The platform covers any location globally and brings together reliable data from a range of sources

Spotted: By 2030, the world’s communal demand for fresh water is expected to outstrip supply by 40 per cent. How to avert this crisis is a question many innovators, researchers, and agencies are working to answer. And sustainable management of the water that is currently available is a crucial aspect of the global solution. 

Understanding the health of the world’s bodies of water, along with current and potential future risks is vital, and San Francisco-based technology company Waterplan has created a platform that uses remote sensing and artificial intelligence (AI) to track, analyse, and mitigate the risk to global water supplies.  

The platform helps organisations of any kind plan for the future by protecting water supplies now. The highly detailed reports include data from regulatory reviews, watershed authorities, industry analysis, scientific research, and more, with information presented in easily navigable formats. Clients view data by site and can see at a glance which areas need risk mitigation first.  
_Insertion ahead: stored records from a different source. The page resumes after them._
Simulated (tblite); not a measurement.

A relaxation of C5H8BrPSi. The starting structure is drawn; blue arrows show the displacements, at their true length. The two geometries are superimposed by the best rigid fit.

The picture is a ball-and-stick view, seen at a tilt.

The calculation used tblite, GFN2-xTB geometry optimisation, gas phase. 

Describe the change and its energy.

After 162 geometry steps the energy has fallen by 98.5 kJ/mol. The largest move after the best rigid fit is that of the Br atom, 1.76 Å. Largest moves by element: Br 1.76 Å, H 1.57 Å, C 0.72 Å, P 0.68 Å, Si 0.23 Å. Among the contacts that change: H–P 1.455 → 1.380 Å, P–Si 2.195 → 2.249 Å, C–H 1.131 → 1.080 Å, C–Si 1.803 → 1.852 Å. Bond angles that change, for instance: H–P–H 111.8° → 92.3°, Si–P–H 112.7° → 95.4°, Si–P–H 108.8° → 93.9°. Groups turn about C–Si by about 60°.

The reports are structured in a way that makes them usable for investors, and client input helps shape what areas the AI tracks. Sustainability managers use the platform to track progress against targets and measure the efficacy of various interventions. Operations managers can use the platform to maintain peak productivity across all processes and locations, as well as predict adjustments needed based on changing conditions.  

With the need for robust data continual, Waterplan recently closed an oversubscribed series A financing round that raised $11 million (around €10 million).  

Cleaning polluted water is one way to improve the quantity of supply, and examples from Springwise’s archive include a membrane that generates electricity while cleaning wastewater and a modular sewage treatment plant that fits inside a shipping container.